Knitalong - celebrating the tradition of knitting together by Larissa Brown and Martin John Brown
Published by Open Road Integrated Media
Published 13th September 2011
The immensely popular knitalong--an organized event where people knit together for a common goal--has only grown with the explosion of the Internet. Yesterday's wartime Red Cross sock drives have evolved into today's meet-ups at locales as diverse as cafes, state fairs, and major league ballparks, as well as international online gatherings; in fact, at any given time tens of thousands of people worldwide are involved in knitalongs, organized around a particular yarn, a favorite social cause, an intriguing project, a special event, or myriad other themes.
Authors Larissa Brown and Martin John Brown present an inspiring look at centuries of people knitting together, and why knitters find the interaction so meaningful and worthwhile. Along the way, they offer 20 projects especially suited for different types of knitalongs. The Barn Raising Quilt and the Traveling Scarf, for instance, call on individual knitters to collaborate on a single project; while the Pinwheel Blanket and the Meathead Hat encourage a community of knitters to improvise on the same pattern to come up with a variety of results. Also included is essential information about finding, joining, and starting knitalongs.
Hundreds of knitters participated in the knitalongs hosted by the authors as part of their research, and this book will inspire thousands more to get involved in the knitalong movement. The only book that celebrates this tradition of community and purpose, "Knitalong" is sure to have a powerful impact.
I already have Larissa Brown's other book My Grandmothers' Knitting so when the opportunity came up to review this one, I was immediately interested. Husband and wife team Larissa and Martin use this book to investigate the history of the Knitalong or KAL.

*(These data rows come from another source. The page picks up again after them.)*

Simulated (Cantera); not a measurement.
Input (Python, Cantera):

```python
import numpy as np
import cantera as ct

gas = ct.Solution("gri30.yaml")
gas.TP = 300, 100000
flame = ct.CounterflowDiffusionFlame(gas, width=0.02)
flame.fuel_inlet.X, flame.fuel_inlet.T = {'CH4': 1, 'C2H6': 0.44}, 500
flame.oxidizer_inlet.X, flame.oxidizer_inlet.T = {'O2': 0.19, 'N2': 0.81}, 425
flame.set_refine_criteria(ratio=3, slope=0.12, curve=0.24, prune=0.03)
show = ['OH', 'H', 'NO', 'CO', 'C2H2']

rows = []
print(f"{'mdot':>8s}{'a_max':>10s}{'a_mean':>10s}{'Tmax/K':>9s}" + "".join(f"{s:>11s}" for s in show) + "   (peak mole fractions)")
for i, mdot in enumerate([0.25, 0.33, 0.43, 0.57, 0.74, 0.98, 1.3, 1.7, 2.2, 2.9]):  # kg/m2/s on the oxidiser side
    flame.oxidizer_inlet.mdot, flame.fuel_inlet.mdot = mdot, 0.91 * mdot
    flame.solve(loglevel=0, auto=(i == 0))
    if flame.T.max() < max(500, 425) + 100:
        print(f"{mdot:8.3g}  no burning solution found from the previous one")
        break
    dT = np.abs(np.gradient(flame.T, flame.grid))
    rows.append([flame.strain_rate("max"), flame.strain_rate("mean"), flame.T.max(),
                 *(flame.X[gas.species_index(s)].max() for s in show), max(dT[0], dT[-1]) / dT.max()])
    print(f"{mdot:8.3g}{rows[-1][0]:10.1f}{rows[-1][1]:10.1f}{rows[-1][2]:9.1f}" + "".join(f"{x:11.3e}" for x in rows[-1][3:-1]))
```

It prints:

Whilst the focus is primarily on the United States of America, there is enough in this book to hold the attention of those of us outside of the States. The book is divided into a number of chapters including where to hold knitalongs, for example in a cafe, the history of the knitalong from it's earliest days as a cottage industry and to using the internet as a voice for the knitalong.
There are also 20 patterns included in the book, ranging from a vintage style baby's bonnet to socks, sweaters and a recycled sweater pincushion. So it begs the question, who fancies holding the next KAL?!